THE KIDS ARE ALL RIGHT–
By John Spritzler
Virtually all of the major brand names, such as Wal-Mart, Ralph Lauren, Ann Taylor, Esprit, K-mart, Nike, Disney, GAP, etc., sell products made in sweatshops in countries like the Philippines, Vietnam, Sri Lanka and China. The wages are below subsistence–less than $6 per day in the Philippines and less than 87 cents per hour in China. Brand name corporations out-source their manufacturing to sub-contractors to deny responsibility for the slave-like conditions of work.
In Cavite, Philippines, regular shifts last from 7 a.m. to 10 p.m. A few nights a week workers have to work until 2 a.m. According to the official rules of the Philips factory (which produces for Nike and Reebok), "Refusal to render overtime work when so required" is an offense "punishable with dismissal." In China workers sometimes have to work three day shifts, and are forced to sleep under their machines. In Mexico, factories producing for Panasonic, General Electric, General Motors and Fruit of the Loom don't want to pay workers enough to raise children, so they harass pregnant women to make them quit; they require them to work the night shift or take long hours of unpaid overtime and physically strenuous tasks, and they refuse them time off for doctor visits. A Human Rights Watch study reports "[A] pregnant worker is forced to choose between having a healthy, full-term pregnancy and keeping her job."

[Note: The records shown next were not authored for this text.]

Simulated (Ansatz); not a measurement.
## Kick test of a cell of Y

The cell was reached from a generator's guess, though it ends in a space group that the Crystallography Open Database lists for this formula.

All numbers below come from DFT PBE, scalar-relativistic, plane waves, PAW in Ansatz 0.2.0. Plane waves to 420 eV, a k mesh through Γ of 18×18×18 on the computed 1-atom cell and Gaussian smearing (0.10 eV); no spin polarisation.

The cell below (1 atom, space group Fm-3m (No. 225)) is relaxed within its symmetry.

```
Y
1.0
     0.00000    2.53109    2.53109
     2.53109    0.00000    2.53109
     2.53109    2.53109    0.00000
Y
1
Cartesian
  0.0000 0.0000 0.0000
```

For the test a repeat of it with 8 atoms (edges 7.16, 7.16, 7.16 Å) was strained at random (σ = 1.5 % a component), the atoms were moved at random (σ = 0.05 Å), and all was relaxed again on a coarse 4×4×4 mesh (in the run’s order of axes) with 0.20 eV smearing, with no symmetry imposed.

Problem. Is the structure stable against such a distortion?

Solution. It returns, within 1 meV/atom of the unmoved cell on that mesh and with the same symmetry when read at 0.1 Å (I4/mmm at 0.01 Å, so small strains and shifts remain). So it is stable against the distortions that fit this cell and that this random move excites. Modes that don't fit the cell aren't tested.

Corporations claim that they are at least providing jobs to people who have no better alternative, that the choice is not between bad jobs and good jobs but between bad jobs or no jobs. The reality is that corporations work with local elites to make sure that people are deprived of any means of making a living other than migrating to Export Processing Zones where the local government, in the name of "economic development," gives factory owners a green light to exploit their workers to the limit. Rural workers in Cavite, Philippines, for example, told reporter Naomi Klein (author of No Logo, the source for the above facts) that "they would have stayed home if they could, but the choice was made for them: most of their families had lost their farms, displaced by golf courses, botched land-reform laws and more export processing zones."
Workers in these countries are by no means just passive victims. Their struggles, from union drives to armed revolution, are the reason why poor nations have such large military forces–to suppress popular movements.
Teenagers in the U.S. are joining this struggle, taking up the issue of multi-national sweatshops and fighting them with tremendous passion. There are a number of reasons why teens especially are drawn to this fight. Companies like GAP and Nike have targeted young people with intense marketing campaigns, and their lies and hypocrisy are felt as almost personal insults by teens. Also, the flip side of these foreign sweatshops is the loss of good jobs for youngsters in the U.S., who can look forward to low-paying temp jobs in places like Starbucks because blue-collar manufacturing jobs that once paid a family wage have now been out-sourced to Export Processing Zones in foreign countries.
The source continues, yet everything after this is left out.